Gartner: PC sales to see worst fall in history

Summary:Shipments of new PCs are set to fall by 11.9 percent this year in the industry's 'sharpest unit decline in history', analysts at Gartner have predicted

The global PC industry will suffer its 'sharpest decline in history' in 2009, as overall demand for PCs falls by 11.9 percent compared with 2008, according to analysts at Gartner.

The new low beats the previous record decline of just 3.2 percent, which took place in 2001. According to a statement from Gartner, both emerging and mature markets are forecast "to suffer unprecedented market slowdowns".

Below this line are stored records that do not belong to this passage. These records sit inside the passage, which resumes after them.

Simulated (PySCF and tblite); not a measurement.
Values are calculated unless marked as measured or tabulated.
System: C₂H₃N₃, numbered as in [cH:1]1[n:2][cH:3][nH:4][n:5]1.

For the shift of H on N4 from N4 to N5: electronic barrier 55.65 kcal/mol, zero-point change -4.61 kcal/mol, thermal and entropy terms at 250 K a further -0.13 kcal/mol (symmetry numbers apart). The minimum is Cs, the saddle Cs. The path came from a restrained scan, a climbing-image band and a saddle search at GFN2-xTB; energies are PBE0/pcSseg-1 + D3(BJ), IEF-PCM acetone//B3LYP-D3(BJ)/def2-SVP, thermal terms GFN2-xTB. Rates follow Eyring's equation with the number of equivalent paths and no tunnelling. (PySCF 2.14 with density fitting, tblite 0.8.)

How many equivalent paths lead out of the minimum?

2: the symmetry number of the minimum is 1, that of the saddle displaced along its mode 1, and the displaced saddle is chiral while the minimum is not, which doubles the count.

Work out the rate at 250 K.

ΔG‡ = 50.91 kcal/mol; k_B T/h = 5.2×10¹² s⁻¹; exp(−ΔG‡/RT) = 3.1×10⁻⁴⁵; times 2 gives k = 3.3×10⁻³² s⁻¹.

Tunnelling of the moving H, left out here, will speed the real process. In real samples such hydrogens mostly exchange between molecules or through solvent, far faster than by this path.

The worst previously recorded performance in emerging market PC sales was growth of 11.1 percent in 2002, but in 2009 they will see contraction of 10.4 percent. Mature market sales had a record fall of 7.9 percent in 2001, but this year they will fall by 13 percent, Gartner said.

One relatively bright spot has been the success of netbooks, which are forecast to total 21 million units in 2009 — almost double the 2008 figure of 11.7 million. Netbooks will "cushion the overall PC market slowdown, but they remain too few to prevent the market's steep decline," the Gartner report said.

Netbooks are forecast to represent eight percent of PC shipments in 2009.

Gartner senior analyst Angela McIntyre said in a statement that "mature markets continue to be the primary consumers of [netbooks] but as prices continue to fall, they are likely to attract increasing numbers of emerging market buyers".

All PC suppliers will struggle over the coming months, said Gartner senior analyst Ranjit Atwal. "It will come down to... how exposed they are and in which markets," he said.

"If you look at HP, they look in better shape than some because they are spread between the home and the business markets," Atwal told ZDNet UK on Monday. "But if you look at Dell, they have a big dependency on certain markets and particularly the UK market."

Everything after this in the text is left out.